Of course that's what you were told...


Police arrested Aaron McKinney and Russell Henderson shortly after the attack, finding the bloody gun and Shepard's shoes and wallet in their truck.[20] Henderson and McKinney later tried to persuade their girlfriends to provide alibis for them.[21]
At trial, McKinney offered various rationales to justify his actions. He originally pleaded the gay panic defense, arguing that he and Henderson were driven to temporary insanity by alleged sexual advances by Shepard. At another point, McKinney's lawyer stated that they had wanted to rob Shepard but never intended to kill him.[20]

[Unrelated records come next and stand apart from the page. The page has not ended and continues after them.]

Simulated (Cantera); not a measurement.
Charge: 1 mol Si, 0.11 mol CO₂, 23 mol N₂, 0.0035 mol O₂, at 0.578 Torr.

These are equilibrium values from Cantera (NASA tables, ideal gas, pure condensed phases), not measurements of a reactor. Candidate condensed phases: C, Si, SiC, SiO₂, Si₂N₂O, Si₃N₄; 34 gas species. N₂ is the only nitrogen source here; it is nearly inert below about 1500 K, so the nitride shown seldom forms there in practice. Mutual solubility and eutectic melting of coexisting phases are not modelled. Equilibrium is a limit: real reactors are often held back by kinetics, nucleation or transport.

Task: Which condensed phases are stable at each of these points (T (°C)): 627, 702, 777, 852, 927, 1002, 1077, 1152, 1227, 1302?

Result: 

The prosecutor in the case alleged that McKinney and Henderson pretended to be gay in order to gain Shepard's trust.[22] During the trial, Kristen Price, girlfriend of McKinney, testified that Henderson and McKinney had "pretended they were gay to get [Shepard] in the truck and rob him".[23][24] McKinney and Henderson went to the Fireside Lounge and selected Shepard after he arrived. McKinney alleged that Shepard asked them for a ride home.[23]
After befriending him, they took him to a remote area outside of Laramie where they robbed him, assaulted him severely, and tied him to a fence with a rope from McKinney's truck while Shepard pleaded for his life. Media reports often contained the graphic account of the pistol whipping and his fractured skull. It was reported that Shepard was beaten so brutally that his face was completely covered in blood, except where it had been partially washed clean by his tears.[25][26] Both girlfriends also testified that neither McKinney nor Henderson were under the influence of drugs or alcohol at the time.[27][28]
Henderson pleaded guilty on April 5, 1999 and agreed to testify against McKinney to avoid the death penalty; he received two consecutive life sentences. The jury in McKinney's trial found him guilty of felony murder. As they began to deliberate on the death penalty, Shepard's parents brokered a deal, resulting in McKinney receiving two consecutive life terms without the possibility of parole.[29]
Henderson and McKinney were incarcerated in the Wyoming State Penitentiary in Rawlins, later being transferred to other prisons because of overcrowding.